Memory access pattern

This is an old revision of this page, as edited by Fmadd (talk | contribs) at 20:09, 11 June 2016. The present address (URL) is a permanent link to this revision, which may differ significantly from the current revision.

In computing, a memory access pattern is the pattern over time with which a system accesses memory. They differ in the level of locality of reference and drastically affect cache performance, and also have implications for the approach to parallelism in shared memory systems. Computer memory is usually described as 'random access', but traversals by software will still exhibit patterns that can be exploited for efficiency.


At one extreme is the sequential access pattern , where data is read , processed, and written in a straightforward incremental manner.

Strided or simple 2D access patterns (e.g. stepping through multi-dimensional arrays) are similarly easy to predict, and are found in implementations of linear algebra and image processing. Loop tiling is an effective approach.

In 3D rendering, access patterns for texture mapping and rasterization of small primitives (with arbitrary distortions of complex surfaces) are often far from linear, but still exhibit spatial locality . This can be turned into good memory locality via some combination of morton order and tiling for texture maps and frame buffer data, or by sorting primitives via tile based deferred rendering.

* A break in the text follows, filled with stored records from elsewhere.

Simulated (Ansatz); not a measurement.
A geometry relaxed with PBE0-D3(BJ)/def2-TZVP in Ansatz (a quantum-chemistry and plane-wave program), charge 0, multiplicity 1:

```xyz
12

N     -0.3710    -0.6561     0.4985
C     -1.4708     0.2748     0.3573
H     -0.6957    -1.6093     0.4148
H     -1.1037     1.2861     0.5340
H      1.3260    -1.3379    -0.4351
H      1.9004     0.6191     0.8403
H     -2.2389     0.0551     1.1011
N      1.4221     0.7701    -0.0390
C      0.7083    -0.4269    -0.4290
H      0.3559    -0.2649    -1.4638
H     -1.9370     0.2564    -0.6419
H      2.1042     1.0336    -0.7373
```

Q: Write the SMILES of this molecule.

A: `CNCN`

Data structures which rely heavily on pointer chasing can often produce poor locality of reference, although sorting can sometimes help.

At the opposite extreme is a truly random memory access pattern. A few multiprocessor systems are specialised to deal with these.

Data oriented design is an approach intended to maximise the locality of reference, by organising data according to how it is traversed in various stages of a program, contrasting with the more common object oriented approach.